Mr Hartnett was giving a speech at New College Oxford on Thursday when a group calling themselves WeAreTheIntruders, posing as employees of Goldman Sachs and Vodafone, interrupted to present him with a bouquet of flowers and the “Lifetime Achievement Award to Corporate Tax Planning”, otherwise known as the “Golden Handshake”.

HMRC was accused of agreeing controversial “sweetheart” deals with large businesses over outstanding tax bills while it was still run by Mr Hartnett. The issue exploded last year after a whistleblower revealed that HMRC had waived as much as £20m of interest on a £30m tax bill owed by Goldmans on bankers’ bonuses. It was also accused of letting Vodafone off as much as £8bn in taxes by accepting a £1.25bn settlement.

It was cleared by a National Audit Office report in June, although it was told to clean up its processes to remove the suspicion of unhealthy relationships with companies. At the time HMRC said: “We welcome today’s report. We have always maintained that the settlements represented good value for the UK.”

The protesters, who were dressed in black tie, uploaded a video of their stunt to YouTube and have also registered a Twitter account under the name The Intruders.

Tom Clark, one of the group that made the video, said: “We spotted that Hartnett was the after dinner speaker at this conference and couldn’t believe our eyes. We wanted to expose this sort of establishment backslapping. The video is hopefully funny, but also we hope it’s a peek into a world that most people don’t know exists.

“Our man on the inside told us that Hartnett was in his element when he stood up to speak. Everyone laughing, him enjoying himself. That didn’t last long. As you can see on the video, Hartnett went pale, hunched his back and looked like he wanted the ground to swallow him up.”

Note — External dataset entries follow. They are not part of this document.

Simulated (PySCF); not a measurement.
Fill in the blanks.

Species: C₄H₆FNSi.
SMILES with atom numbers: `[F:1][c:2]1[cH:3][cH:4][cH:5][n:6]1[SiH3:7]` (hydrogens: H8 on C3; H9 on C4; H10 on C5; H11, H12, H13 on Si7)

The video shows one of the protesters interrupt Mr Hartnett’s speech at the gala dinner of the Key Haven Publications tax planning conference to say: “We just can’t thank him enough for what he’s done. We’re just here to offer our thanks and all the best for the future.”

Moments later one of the diners interjects and demands:

“You will depart immediately, before we set the dogs on you.”

The group agree to leave but break into a round of For He’s a Jolly Good Fellow as they are led out, while Mr Hartnett remains silent throughout. As they leave a diner is heard calling the protesters:

“Trespassing scum”.

A spokesman for HMRC said that Mr Hartnett had officially left his role on July 31 and that he no longer spoke on behalf of the agency.

The Daily Torygraph

6 thoughts on “Tax-Avoidance Toff Tells Protesters: “You will depart immediately, before we set the dogs on you!” ~ The Daily Telegraph

  1. Mick Swann says:

    Posh people have rubbish dogs, who’s afraid of being savaged by a rat that lives in a handbag?

  2. The Fish says:

    So the tax avoiding Torygraph is now running stories about other tax avoiders…could be messy

  3. jeffery davies says:

    and that is how the other half live and think of us set the dogs on them whot utter rubbish tut tut

  4. Findlow says:

    Well done to We are the Intruders – what a brilliant piece of direct action.
    Oh dear, how the Tories betray themselves by their language when they are annoyed: “Trespassing scum”, “set the dogs on you”….for God’s sake, it’s like something out of Downton Abbey, the archaic language they use. Someone tell them it’s the 21st century and we plebs won’t stand for it. Proud to be a pleb!

  5. sue mccafferty says:

    Fantastic stuff. Good job the lass stepped in and got the point across though; the poor lad looked as though he bottled it at the last minute. English middle classes are far too polite. Plebs unite!